Of all the food colorings that were produced, red is the most unusual for me. When I think of red food coloring I think of a red velvet cake, sweet hummingbird food, and Valentine’s day treats. I don’t think of insects.
Cochineal is the red coloring produced from the manufacture or process of the Cochineal (Dactylopius coccus), a scale insect that produces and stores a deep reddish-maroon color inside its body. Although the thought of eating ground up bugs is not very appealing, it is a natural coloring that has been used for hundreds of years, and is still used today. Carmine is the cochineal product further refined and processed.
These authentic ‘recipe’ come from The Complete Confectioner, Pastry-Cook and Baker.
As the author states:
One of the principal colours requisite for the confectioner’s use is coccinella, or cochineal. The sorts generally sold are the black, silver, foxy, and the granille. The insect is of two species, the fine and the wild cochineal; the fine differs from the wild in size, and is also covered with a white mealy powder. The best is of a deep mulberry colour, with a white powder between the wrinkles, and a bright red within. A great deal of adulteration is practised with this article, both at home and abroad; it is on this account that persons prefer the silver grain, because it cannot be so well sophisticated. Good cochineal should be heavy, dry, and more or less of a silvery colour, and without smell.
To prepare the recipe for a rich red coloring, these ingredients are called for: cochineal, river water, potash or soda, powdered alum, and optionally powdered loaf sugar. To prepare the recipe for Carmine, these ingredients are further needed: filtered water, alum, and possibly solution of tin or solution of green vitriol (described below).
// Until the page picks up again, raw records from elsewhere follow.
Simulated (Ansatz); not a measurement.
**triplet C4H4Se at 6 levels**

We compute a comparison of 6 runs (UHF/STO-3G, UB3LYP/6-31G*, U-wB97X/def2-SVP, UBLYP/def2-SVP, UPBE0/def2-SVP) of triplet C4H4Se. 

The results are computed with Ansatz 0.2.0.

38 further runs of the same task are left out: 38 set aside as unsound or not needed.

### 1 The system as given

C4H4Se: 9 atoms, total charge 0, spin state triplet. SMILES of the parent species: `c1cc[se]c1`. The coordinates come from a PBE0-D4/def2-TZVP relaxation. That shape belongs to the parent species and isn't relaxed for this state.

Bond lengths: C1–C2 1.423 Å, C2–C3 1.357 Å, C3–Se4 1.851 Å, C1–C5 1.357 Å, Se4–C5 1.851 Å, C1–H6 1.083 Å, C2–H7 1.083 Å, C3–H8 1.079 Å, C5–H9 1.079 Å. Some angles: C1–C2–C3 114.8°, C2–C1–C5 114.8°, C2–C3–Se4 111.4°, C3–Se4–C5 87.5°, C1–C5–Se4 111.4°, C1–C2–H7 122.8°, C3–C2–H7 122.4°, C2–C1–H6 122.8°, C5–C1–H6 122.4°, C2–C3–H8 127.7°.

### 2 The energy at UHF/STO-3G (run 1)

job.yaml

After all this, it makes you appreciate just going to the market and finding food coloring in any shade you need for your projects, whenever you need it.
The recipe for Cochineal:
To Prepare Cochineal – Pound an ounce of cochineal quite fine, and put it into a pint of river water with a little potash or soda, and let it boil; then add about a quarter of an ounce powdered alum, the same of cream of tartar, and boil for ten minutes; if it is required for keeping, add two or three ounces of powdered loaf sugar.
The recipe for Carmine:
Carmine – Reduce one ounce of cochineal to a fine powder, add to it six quarts of clear rain or filtered water, as for cochineal. Put this into a large tin saucepan, or a copper one tinned, and let it boil for three minutes, then add twenty-five grains of alum, and let it boil two minutes longer; take it off the fire to cool; when it is blood warm pour off the clear liquor into shallow vessels, and put them by to settle for two days, covering them with paper to keep out the dust. In case the carmin has not separated properly, add a few drops of a solution of tin, or a solution of green vitriol, which is tin dissolved in muriatic acid, or the following may be substituted: – one ounce and a half spirit of nitre, three scruples of sal-ammoniac, three scruples of tin dissolved in a bottle, and use a few drops as required. When the carmine has settled, decant off the clear which is liquid rouge. The first sediment is Florence lake, which remove, and dry the carmine for use. This preparation is by far superior to the first, for in this same colour is obtained as before, which is the liquid rouge, the other and more expensive parts being invaribly thrown away. The carmine can be obtained by the first process, as can be seen if the whole id poured into a clear bottle and allowed to settle, when the carmine will be deposited in a layer of bright red near the bottom. It produces about half an ounce of carmine.
Different shades can be made using this red:
Purple – Mix carmine or cochineal, and a small portion of indigo.
Lilac – The same, making the blue predominate.
Orange – Yellow, with a portion of red.
Gold – The same, but the yellow must be more in excess.